EXHIBIT 4.4
-----------
FIRST SUPPLEMENTAL INDENTURE
THIS FIRST SUPPLEMENTAL INDENTURE, dated as of October 23, 2006
(this "Supplemental Indenture"), by and among Susser Holdings, L.L.C., a
Delaware limited liability company (the "Company"), Susser Finance Corporation,
a Delaware corporation ("SFC," and, together with the Company, the "Issuers"),
each of the Guarantors party hereto and The Bank of New York, as trustee under
the Indenture referred to below (the "Trustee"). For all purposes of this
Supplemental Indenture, all capitalized terms used herein without definition
shall have the respective meanings set forth or referred to in the Indenture.
RECITALS
WHEREAS, the Issuers and Guarantors have heretofore executed and
delivered to the Trustee an indenture (the "Indenture"), dated as of December
21, 2005, providing for the issuance of 10?% Senior Notes due 2013 (the
"Notes"); and
WHEREAS, pursuant to Section 9.01(5), the Issuers and Guarantors
desire to enter into this Supplemental Indenture in order to correct the
redemption price of such notes as set forth in Section 3.07(a) of the Indenture
and paragraph (5)(a) of the Notes with respect to redemptions with the net cash
proceeds of a Public Equity Offering to "110.625%" in order to conform the text
of the Indenture, the Notes and the Note Guarantees to the provisions of the
"Description of Notes" in the Offering Memorandum.

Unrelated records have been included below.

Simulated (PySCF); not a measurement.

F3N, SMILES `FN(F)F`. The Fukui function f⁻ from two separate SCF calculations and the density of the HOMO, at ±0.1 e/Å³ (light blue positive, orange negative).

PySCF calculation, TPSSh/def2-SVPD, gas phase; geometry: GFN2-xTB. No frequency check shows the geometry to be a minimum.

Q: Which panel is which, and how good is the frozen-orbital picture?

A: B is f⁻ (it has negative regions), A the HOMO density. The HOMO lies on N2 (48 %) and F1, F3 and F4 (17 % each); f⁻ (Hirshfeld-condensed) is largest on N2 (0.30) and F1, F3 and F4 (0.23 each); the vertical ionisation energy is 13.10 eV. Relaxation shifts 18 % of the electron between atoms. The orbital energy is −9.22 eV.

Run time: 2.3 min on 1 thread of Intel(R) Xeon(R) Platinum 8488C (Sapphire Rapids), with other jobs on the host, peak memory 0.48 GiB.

NOW, THEREFORE, in consideration of the premises contained herein
and other valuable consideration, the receipt and sufficiency of which are
hereby acknowledged, the parties hereto agree as follows:
SECTION 1. Amendment to Indenture. Section 3.07(a) of the Indenture
is hereby amended to replace the redemption price of "110.675%" with "110.625%."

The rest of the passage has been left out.